Monday, July 17, 2006

Walking With Renee

I just found out that one of my favorite obscure bands, Lotion -- best known probably for having Thomas Pynchon write the liner notes to their second album, which I'll admit is the only reason I heard of them in the first place -- recorded the Left Banke's "Just Walk Away, Renee." I heard a snatch of it on allmusic.com and it wasn't half-bad.

I couldn't find it to download, but know what? There is no end of cover versions of that song. I have the Four Tops version, but I didn't know Kelly Clarkson, Vonda Shepard, Bruce Springsteen, The Association, Rickie Lee Jones, Marshall Crenshaw, Cyndi Lauper, and Bon Jovi have all taken a crack at it, too.

I heard the Cowsills version -- it's so awful it's good. Billy Bragg does a beautiful inspired take on it, too, where the tune serves as a backup to his own poetic ramblings about an old girlfriend. (I can't stop playing it.) Southside Johnny does it with some great sax and very soulful backup.

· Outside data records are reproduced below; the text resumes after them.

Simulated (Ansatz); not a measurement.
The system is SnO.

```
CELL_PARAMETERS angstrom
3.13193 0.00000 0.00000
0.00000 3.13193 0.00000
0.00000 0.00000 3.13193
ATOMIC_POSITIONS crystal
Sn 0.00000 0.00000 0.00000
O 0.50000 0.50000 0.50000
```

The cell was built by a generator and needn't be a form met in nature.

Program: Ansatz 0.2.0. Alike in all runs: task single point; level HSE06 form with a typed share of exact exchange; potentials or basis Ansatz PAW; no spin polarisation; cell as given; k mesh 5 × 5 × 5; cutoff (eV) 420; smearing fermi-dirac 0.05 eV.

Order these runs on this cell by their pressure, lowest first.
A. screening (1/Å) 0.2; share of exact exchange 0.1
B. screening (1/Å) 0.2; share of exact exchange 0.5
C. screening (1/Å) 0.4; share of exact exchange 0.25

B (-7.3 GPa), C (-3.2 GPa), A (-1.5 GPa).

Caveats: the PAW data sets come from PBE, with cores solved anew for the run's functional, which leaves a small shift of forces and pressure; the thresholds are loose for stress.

Another goopy romantic favorite of mine, another wonderful piece of glittering throwaway heart-melting trash, is the Tremeloes "Silence is Golden." Looks like everyone and his dog has covered that, too. Frankie Valli and the Four Seasons, for one -- you'd think it would be right up the alley for those cheesemeisters, but they fumble it pretty badly.

2 comments:

Anonymous said...

The original version of Silence is Golden was by the Four Seasons (1964), the cover version was by the Tremeloes in 1967! The Seasons wasted "Silence" by putting it on the B side of their No 1 hit "Rag Doll". In my view and that of most professional critics, the 4 Seasons original of "Silence is Golden" is far superior to the Tremeloes.
Lots of British groups in the 60s and 70s mined the Seasons song book for material

Unknown said...

Wow, was I ever wrong on my facts regarding the dates. But only a professional critic with a brain full of sand would prefer that abysmal Four Seasons version. It is sheer unlistenable dreck. The arrangement is awful beyond words -- it's slow, bereft of any but the most facile emotion, and what's with that clopping sound in the background? Were they performing on Lawrence Welk? I make no great claims for The Tremeloes as a band, but clearly they or their producer knew how to crack the song open. They found the great gooey core of the song's purely adolescent sentiment and exploited it brilliantly.